Why Non-Protesting Farmers Don’t Like MSPs and APMCs


FREEDOM, LAW & ECONOMICS, POLITICS / Friday, February 12th, 2021

Extracts of the submission by Shetkari Sanghatana to the Supreme Court Committee on Farm Laws

On MSP and Public Procurement

MSP in its original meaning implies government stepping in as a purchaser of farm-produce commodity when its marker prices start below a ‘minimum’ set level and hence to shore up the prices by increasing demand. It has however been assumed that Govt is bound to buy all such produce (23 commodities) and stock and distribute it. Nothing can be farther from the truth or good economics. It’s high time now that the farmers of this country are convinced to say goodbye to the bad era of restrictions, bans, MSP, FCI, APMC etc etc.

a) ‘MSP regime or MSP system’ to stay alive or stay in its place could be the demand of some trade union mind-set farmers. Many farmer organizations are against it.

b) MSP and Monopoly procurement schemes produced a two-tier system of prices in the market that causes many complications including corruption.
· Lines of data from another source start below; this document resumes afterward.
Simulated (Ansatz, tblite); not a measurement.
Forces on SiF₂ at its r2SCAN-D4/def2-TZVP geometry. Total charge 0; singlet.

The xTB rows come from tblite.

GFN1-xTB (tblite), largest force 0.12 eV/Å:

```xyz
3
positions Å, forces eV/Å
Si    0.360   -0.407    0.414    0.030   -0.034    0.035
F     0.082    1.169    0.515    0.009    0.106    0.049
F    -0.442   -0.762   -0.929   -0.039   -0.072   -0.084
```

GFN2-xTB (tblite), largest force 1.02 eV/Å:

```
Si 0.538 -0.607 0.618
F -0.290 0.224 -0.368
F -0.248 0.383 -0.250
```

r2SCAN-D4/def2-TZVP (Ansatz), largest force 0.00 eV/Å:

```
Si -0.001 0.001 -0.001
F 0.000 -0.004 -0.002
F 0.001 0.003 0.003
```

Procurements in very small quantities and that too by very small number of procurements centers, benefit very small numbers (not even 1%) of farmers. And there is no secret about the fact that 50% of the produce in quantity thus procured (on an average) belonged to the real producers. Rest 50% of the total quantity procured is sold to the agency on the fake/dummy names of the farmers by the nexus group of APMC actors, politicians, traders and the procurement agency itself or its employees.

c) The cost of production of commodities cannot be the same across states. The wheat from MP farmers has a higher cost of production than say Punjab-Haryana because of variable input costs and per hectare productivity. Hence the MP farmers will gain much less from MSP (procurement) than the farmers in the latter states. Also the Punjab Haryana paddy is costlier than in Bihar or Orissa if we consider environmental costs. So MSP discriminates between states and cannot be a just price.

The quality of commodities across states is variable, like the MP wheat is in far better demand in private markets than the other states. MSP cannot do justice to the quality grades.

MSP-procurement by FCI has damaged the true and long-term cause of Haryana Punjab farmers by eroding water tables, soil-health and fertilizer use. This is already unsustainable but farmers in these two states are blackmailed into produce the same crops despite invisible losses to their and the nation’s resources.

d) Processing industries do not have the choice to go for selected varieties. Industries have to process the mixtures of different varieties available in the market. Quality assessment with regards to varietal or variety-wise taste, digestibility, color, geographical influence etc have lost significance in the present ‘one size fits all’ system of pricing and processing.

e) Arranging/organizing for infrastructure and funds for procuring such a huge quantity of agricultural produce from all over the country (presently managed by a large number of private agencies) is impracticable and next to impossible a job for the government.

f) Imposing legal compulsion on private purchasers to purchase at minimum support price (even as or at the times when market prices prevail at below MSP levels) would be an immoral and undemocratic act. Making MSP a legal right is also a bad idea. Such attempts will destroy the whole market system of the nation.

g) Any attempt, executive, administrative or statutory to stabilize the prices of agri-commodity other than to ensure the openness of the market must have no place.e.g.: price stabilization fund scheme is also a sinister mechanism to lower prices of commodities in markets.

APMCs are Hurdles

Late Sharad Joshi used to call APMCs as slaughterhouses of farmers, because of the unholy nexus of negative and anti-farmer elements and tendencies.

It is universally acknowledged that the prices of farm produce in India are not allowed to be decided by the forces of supply and demand. The policy of low-cost economy resulted in a situation where the agricultural prices do not cover even the cost of production, where there is no post-harvest link between the farm and the kitchen and the markets are dominated by a long chain of intermediaries.

The system of APMCs has done nothing to remedy this situation. It has failed to ensure systems of standardization grading weighment and timely payment. APMCs have perfected the art of looting farmers by diverse and devious practices that are well known across markets and can be listed as delays, cartelized manipulation, non-transparency, lack of facilities to farmers, outdated equipment, corruption and deceit of Govt through fake receipts and pocketing of cess collection, head loaders exploiting farmers and so on.

Hence, it was essential to curtail the APMC’s legal discretion of exercising its jurisdiction outside its market yards. The large variation across states in the scope and stringency of these APMC Acts has led to fragmented markets that have impeded the emergence of a single national market.

State Govts have been unable to stand and challenge the nexus in APMCs. New markets or Marketing Systems emerging outside the APMC shall remove such impediments and lacunas. Ridiculously, as of today, private players, where they operate, tend to look to the APMC markets to guide their own transaction prices outside the mandi. Hence APMCs have proved to be hurdles for growth of agri-markets and in turn harming the farmers of India. WE ASK for APMCs that can compete with parallel markets including futures trading.